SATZ
SATZ
Françoise Bassand, Julia Brunner, Stefan Endewardt, Alex Lebus, LEO, Paul Maciejowski
SATZ is a show that looks at how contemporary artists are using language forms to inflect contemporary Art. The written word has long found a place within visual arts but in the last century this often came to mean something with a particular look-and-feel, a weighty conceptualism. In recent years, however, artists have looked for inspiration beyond the legacies of conceptual art and are rather imbibing the influence of graffiti, social politics, anime, graphic novels and online spaces to find new ways to include the written word within visual forms.

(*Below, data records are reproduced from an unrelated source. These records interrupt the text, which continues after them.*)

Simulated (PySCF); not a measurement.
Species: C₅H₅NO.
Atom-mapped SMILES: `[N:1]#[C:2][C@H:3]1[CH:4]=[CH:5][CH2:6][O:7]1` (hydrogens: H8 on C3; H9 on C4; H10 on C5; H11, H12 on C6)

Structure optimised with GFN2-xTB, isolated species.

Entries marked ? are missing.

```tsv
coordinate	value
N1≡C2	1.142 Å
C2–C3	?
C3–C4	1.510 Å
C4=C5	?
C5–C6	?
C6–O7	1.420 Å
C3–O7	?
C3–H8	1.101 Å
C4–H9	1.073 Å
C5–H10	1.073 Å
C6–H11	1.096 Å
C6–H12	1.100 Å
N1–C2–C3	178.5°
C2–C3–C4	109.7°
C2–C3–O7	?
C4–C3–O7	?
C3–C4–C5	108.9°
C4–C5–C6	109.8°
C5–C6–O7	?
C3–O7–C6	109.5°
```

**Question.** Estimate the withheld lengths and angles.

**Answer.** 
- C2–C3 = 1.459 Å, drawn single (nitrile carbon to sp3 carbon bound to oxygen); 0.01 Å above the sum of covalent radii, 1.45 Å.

Swiss artist Françoise Bassand studied at the F+F School for Art and Design Zürich and emerged as a painter before taking a 20 year break from art to immerse herself in political action. Now re-engaging with her creative origins, the painterly considerations of form and colour from her earlier works have evolved to include the language of protest. Sardonic slogans, roughly sprayed onto day-glo backgrounds, give voice to frustrations at life, art and their place within cultural economies. Like Bassand, LEO has a parallel involvment in political activism and a long-standing interest in the visual culture of demonstrations, most notably the fabric banners made for trades union marches and peace protests in this native northern England. For Jägerschere he is producing a new work taking these approaches to consider the context of rural Brandenburg. Julia Brunner seems to nod to a conceptual legacy in the way she conducts walking tours which generate text works. But her videos aren’t trying to be a cool, singular reductions. Rather the words ripple enticingly across the screen, documenting and visualising the pernicious divide between rural and urban Germany. Similarly Paul Maciejowski gathers together stories, but in his case from within a war-torn Ukraine. He interviews his protagnists, sketches them in aquarel and gives voice to the fears and wishes of Ukrainians caught in geopolitcal hell that has shattered any sense of the everyday. Alex Lebus and Stefan Endewardt both use a typographical language in their respective work but the point is much more that exploration of graphic forms. For Alex Lebus it is the placing of the person in the context of their own realisation and identificiation. Her mirror works allow the landscape that surround the viewer to be a site of self-knowing. Stefan Endewardt is keen to provide viewers with tools for their own expressions and his alphabets are precisely that, visual equipment for others to order according their own desires.